The Battle Continues [2]

The Battle Continues [2]
The problem with this argument is that it is completely untrue. Again CSPI is deceiving the public. These countries have environmental and conservation laws in place now that protect endangered species and strictly limit clearing of jungle land. In Malaysia, for instance, the vast majority of the land used for palm cultivation over the last 20 years has come from preexisting rubber, cocoa, and coconut farms, or from logged-over forests in areas zoned for agriculture. Areas with endangered species are strictly off limits.

Over the past century, forests have obviously been cleared to make way for cultivation and economic growth. This has been necessary to meet the demands from a growing population. Every country in the world has done the same thing! To focus on one or two countries and criticize them for doing this demonstrates extreme prejudice and lack of compassion. Many people in these countries are impoverished. Malnutrition and unemployment are high. To tell them they do not have the right to cultivate their own land so they can feed and cloth their people is absurd.

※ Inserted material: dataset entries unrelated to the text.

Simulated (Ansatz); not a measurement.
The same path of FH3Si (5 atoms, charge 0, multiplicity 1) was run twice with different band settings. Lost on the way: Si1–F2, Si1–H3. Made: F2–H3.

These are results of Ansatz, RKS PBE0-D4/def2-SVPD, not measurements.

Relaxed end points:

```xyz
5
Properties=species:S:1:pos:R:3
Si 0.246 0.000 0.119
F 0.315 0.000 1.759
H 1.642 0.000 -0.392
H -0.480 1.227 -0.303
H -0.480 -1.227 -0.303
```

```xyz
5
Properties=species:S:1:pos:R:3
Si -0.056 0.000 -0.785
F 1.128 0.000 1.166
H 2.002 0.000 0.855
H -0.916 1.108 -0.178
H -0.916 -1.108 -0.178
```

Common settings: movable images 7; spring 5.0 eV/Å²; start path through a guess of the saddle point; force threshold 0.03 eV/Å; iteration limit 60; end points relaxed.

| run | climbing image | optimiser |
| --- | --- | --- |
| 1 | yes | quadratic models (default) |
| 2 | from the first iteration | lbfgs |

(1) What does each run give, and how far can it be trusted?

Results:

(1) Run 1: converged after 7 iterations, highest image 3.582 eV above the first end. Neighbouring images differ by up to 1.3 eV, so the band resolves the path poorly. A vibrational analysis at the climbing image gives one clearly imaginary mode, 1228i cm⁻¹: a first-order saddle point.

Malaysia is the world's primary palm oil produces, yet less than 19 percent of the country's total landmass is currently used for cultivation for various agriculture crops, including oil palm. This is small in comparison to the amount of land used in the United States and Europe.

Palm oil cultivation is more environmentally friendly than any other seed oil crop in the world. It uses only a fraction of the land area required by other oil crops, thus preserving forests and protecting the environment. Acre for acre, oil palm far out produces all other vegetable oil crops. For example, soybeans require 13 acres of land to produce the same amount of oil that palm can produce on just 1 acre. Corn requires 35 acres for the same amount. In view of land usage then, which does more harm?

The land that is used for palm cultivation is utilized to the fullest with the least harmful effect on the environment. Wildlife is allowed to roam in and out of the farms unhindered. You don't see this on farms that grow soybeans, corn, or peanuts. Large animals would trample or eat the crops, so extensive fencing is required, further damaging the natural habitat. Soybeans require vast acreages of fenced off land. In addition, thousands of tons of pesticides are sprayed on soybean and other oil crops, causing untold damage to the environment, not to mention your health. Palm plantations generally do not use pesticides. So who is the more environmentally responsible? The answer is obvious.

Palm oil is not only produced under environmentally friendly conditions but it is also one of the healthiest oils you can eat. Replacing other oils in your diet with palm oil will help save the planet and your life.